Plowing Through Math
At the beginning of the year, I started working on some fairly fundamental concepts in mathematics with my students, especially place-value and basic operations. As the year has progressed, I have had mixed feelings about the amount of time spent on those fundamentals. On the one hand, they are incredibly important, and I don’t think anyone can do very well with math if they don’t have mastery of the fundamentals. But on the other hand, I probably could have used more spiraling and scaffolding in the teaching of the fundamentals in order to introduce other concepts earlier on in the year.
That being said, I am fairly satisfied with how the year has gone with math instruction. We may not have gotten as much depth as I would have preferred, but I also avoided the tendency to provide instruction that was a mile wide and an inch deep. Each year is an opportunity for growth and improvement. I hope that I will always be satisfied with the results but still desirous of more progress. The year I find myself teaching the exact same thing the exact same way is the year that I hope someone will yell at me for getting in a rut and help me get out!
With just a few days remaining of instructional time, I have been working with my students to plow through several overlapping math concepts and skills. I saved geometry for last this year, mostly because that’s how it was organised in the book and in the units that I acquired from my predecessor. My students have demonstrated fairly good mastery of the concepts already, so it has allowed us to cover a lot of material in a very short period of time. We’ve focused on the traits of geometric figures, such as lines, line segments, rays, angles, as well as concepts such as perpendicularity and parallelism with lines. I brought my class outside earlier this week so they could go on a fifteen-minute polygon hunt, and then we came in and recorded our results. It turned out that the majority of polygons we use are rectangles, and we theorised that this is because the rectangle provides the most efficient use of space (even if round doors are cooler).
In addition to geometry, we’ve also worked on measurement, which included the students selecting ten random items in their desks, measuring them to the nearest half-inch, and recording their results on a line plot. Then I recorded all of their results on a massive line plot that I made on the whiteboard:
(If you look closely, you’ll notice that I clearly made the line for the plot too high, which is why some of the plots turn to the right when I reached the top of the whiteboard. This was also a point of discussion with the class about starting your line at the bottom of the page and not the middle. Of course, I did it higher on the board for the convenience of increased visibility. I’ll probably just use the overhead projector next time.

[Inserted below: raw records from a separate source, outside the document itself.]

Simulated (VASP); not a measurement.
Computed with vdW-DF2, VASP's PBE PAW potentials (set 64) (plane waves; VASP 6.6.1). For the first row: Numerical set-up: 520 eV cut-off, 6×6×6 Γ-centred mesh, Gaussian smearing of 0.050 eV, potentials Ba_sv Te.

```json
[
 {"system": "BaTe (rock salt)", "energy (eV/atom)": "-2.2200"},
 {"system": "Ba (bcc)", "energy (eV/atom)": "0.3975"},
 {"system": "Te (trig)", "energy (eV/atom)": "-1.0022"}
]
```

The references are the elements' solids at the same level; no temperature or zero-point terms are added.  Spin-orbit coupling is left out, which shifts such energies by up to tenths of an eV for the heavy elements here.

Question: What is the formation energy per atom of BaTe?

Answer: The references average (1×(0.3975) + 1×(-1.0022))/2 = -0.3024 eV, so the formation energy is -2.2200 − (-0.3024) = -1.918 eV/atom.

Oh, and you’ll probably also notice that I have an awful habit of angling upwards as I write to the right on the board. I’ve tried to correct this all year, but it always seems to happen.)
It turned out that the majority of the items in the students’ desks were between 4- and 8-inches long, most likely because they were all items made for children and designed to go inside desks. The students predicted that if they were to measure items found outdoors, they would be much larger. Perhaps we’ll do this on Friday if time permits.
It has been an interesting experience to plow through a lot of math content this week. I don’t feel like I am cutting any of my students short, mind you. We are moving at the pace we are because the students are demonstrating mastery and, with just a few days remaining, they are having a harder time staying focused on any given task for a long time. They are children, after all, and there is only so much we can demand of them. Come to think of it, I imagine a lot of adults feel the same way as they approach the end of a project, task, job or, for teachers, the end of the school year!